It also makes it an odd number of people. Which makes a game we were going to play not work out. My brother requested that we play a specific game. Since my brother and I aren't close I wanted to do that for him. So I made (took me many hours) the game. Now it is all for waste.

I even re-covered my chairs. The thing is I only have four. Not enough chairs.

I suppose there is nothing I can do but attempt to make the best of this. He has no family on this side of the country. Since he is going to my moms for Christmas so he isn't alone I suppose he shouldn't have to be alone on Christmas eve either.

Monday, November 30, 2009

Mountains Flowers Cake

We booked the venue for our wedding!

Our wedding is June 5, 2010. It will take place in British Columbia, in the mountains (which shouldn't be a surprise since anyone who knows me knows that I love the mountains) and be by a hot spring.

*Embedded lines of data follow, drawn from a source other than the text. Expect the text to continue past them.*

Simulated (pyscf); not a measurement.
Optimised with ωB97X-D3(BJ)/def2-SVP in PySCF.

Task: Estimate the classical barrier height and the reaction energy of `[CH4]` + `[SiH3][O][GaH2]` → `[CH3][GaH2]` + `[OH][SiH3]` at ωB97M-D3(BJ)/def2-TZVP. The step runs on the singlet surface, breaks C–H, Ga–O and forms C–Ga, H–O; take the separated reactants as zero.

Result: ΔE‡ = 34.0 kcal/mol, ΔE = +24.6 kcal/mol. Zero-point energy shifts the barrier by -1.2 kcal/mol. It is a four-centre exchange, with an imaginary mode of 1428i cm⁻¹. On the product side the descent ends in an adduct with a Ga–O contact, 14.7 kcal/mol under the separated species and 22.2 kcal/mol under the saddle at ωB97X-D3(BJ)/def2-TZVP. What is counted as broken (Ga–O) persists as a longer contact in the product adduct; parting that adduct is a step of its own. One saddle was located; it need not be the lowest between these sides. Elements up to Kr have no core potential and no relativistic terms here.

I can not believe how accommodating the hotel is. The rooms are cheap and the event room is a steal. Food of course, is pretty standard everywhere. I think people might be a little shocked to have a paying bar. But then, really, what kind of rich people can afford to provide an open bar. Most of my Christmas shopping is going to happen at the dollar store. Open bar simply isn't happening.

I think some people are going to be peeved when they find out that we moved the wedding out of province but too bad for them.

I guess it is suiting that people end up mad at us about the wedding. Considering how selfish people are. I am honestly nervous about the wedding day. It is supposed to be this special day where the bride feels beautiful and loved. I am worried that I will have to hear about everyone Else's problems and expectations and about how they look and their makeup and hair. Them them them. I don't think that it is wrong to want this one day to myself and to Mike of course. He is the only other person who has a right to be selfish that day.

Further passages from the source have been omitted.